What information consumes is rather obvious: it consumes the attention of its recipients. Hence, a wealth of information creates a poverty of attention and a need to allocate that attention efficiently among the overabundance of information sources that might consume it.
– Herbert Simon
A wealth of information creates a poverty of attention. Wow. Powerful quote.
Earlier this week we posted a graphic (shown below) discussing the various stages of “information”. The stages progress in the following order: Data, Information, Knowledge, Wisdom.
Data is defined as facts and statistics collected together for reference or analysis.
Information is this analysis of the data. It gives you an understanding of what the data means.
Knowledge is the application of such information. We will say that it is the information in practice. This is where we are now in our community. Our teachers have spent their lives gathering data and information, digesting and absorbing it, then practicing deliberately in order to develop KNOWLEDGE. An APPLICABLE form of data/information that allows us to learn through PRACTICE.

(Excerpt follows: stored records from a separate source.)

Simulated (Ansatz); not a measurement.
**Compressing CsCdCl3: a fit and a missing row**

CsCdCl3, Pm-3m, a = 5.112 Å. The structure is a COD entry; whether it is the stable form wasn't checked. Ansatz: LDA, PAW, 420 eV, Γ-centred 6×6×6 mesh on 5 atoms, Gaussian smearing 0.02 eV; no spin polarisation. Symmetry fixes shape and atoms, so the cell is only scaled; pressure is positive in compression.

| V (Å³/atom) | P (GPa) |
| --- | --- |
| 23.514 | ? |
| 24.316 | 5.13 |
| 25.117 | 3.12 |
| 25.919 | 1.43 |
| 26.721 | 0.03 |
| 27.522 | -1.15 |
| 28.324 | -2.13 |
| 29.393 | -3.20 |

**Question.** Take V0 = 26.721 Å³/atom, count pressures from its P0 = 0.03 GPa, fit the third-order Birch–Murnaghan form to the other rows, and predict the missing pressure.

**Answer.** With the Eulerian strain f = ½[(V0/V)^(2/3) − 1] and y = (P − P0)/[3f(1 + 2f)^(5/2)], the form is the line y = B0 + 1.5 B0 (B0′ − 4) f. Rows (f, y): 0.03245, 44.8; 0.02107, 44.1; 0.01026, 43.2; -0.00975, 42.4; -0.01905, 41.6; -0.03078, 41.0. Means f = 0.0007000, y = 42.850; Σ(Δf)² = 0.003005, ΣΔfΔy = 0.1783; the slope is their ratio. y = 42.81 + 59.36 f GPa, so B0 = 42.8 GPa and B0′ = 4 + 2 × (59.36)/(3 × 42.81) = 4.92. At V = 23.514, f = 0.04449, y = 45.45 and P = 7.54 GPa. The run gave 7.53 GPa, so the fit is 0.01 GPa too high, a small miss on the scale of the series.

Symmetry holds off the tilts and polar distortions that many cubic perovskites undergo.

Wisdom, put simply, is what you receive as a student. Wisdom is the sharing and teaching of knowledge. It is the teacher who climbed the mountain, here to help you do the same. Many people stare up above and will tell you how to climb, but only the man at the top yelling instructions down has any merit.
We intuitively realize that we cannot know everything. We have limits to what we can specialize in, and how much data/information we can process and develop into knowledge, and even less that we can coagulate into concrete wisdom. Even doctors have “subspecialties”. It is because of this that we rely on collective knowledge to build a better world. Cooperation and community are the reasons for quickest and most significant advances in human history.
Collective knowledge, therefore, is far superior to individual knowledge.
Our goal as a community is to utilize this collective knowledge to not only improve the ability of all of our students; but to rapidly accelerate the learning curve of our newest students.
Collective knowledge is the “cheat code” to faster progress.
A wise man stands on the shoulders of giants. Only a fool would fall into the delusion of “I can do it myself.”
A wise man steals from other artists. Only a fool would start the creative process from a blank piece of paper.
A wise man knows how chaotic the application of knowledge can become. Only a fool would give keyboard advice after reading a book or two.
In order to avoid a “poverty of attention”, we must seek the RIGHT information. Collective knowledge in turn becomes Collective Wisdom, distilling it down to only what is needed, and at what time.
In what ways are you contributing to the collective knowledge of your community?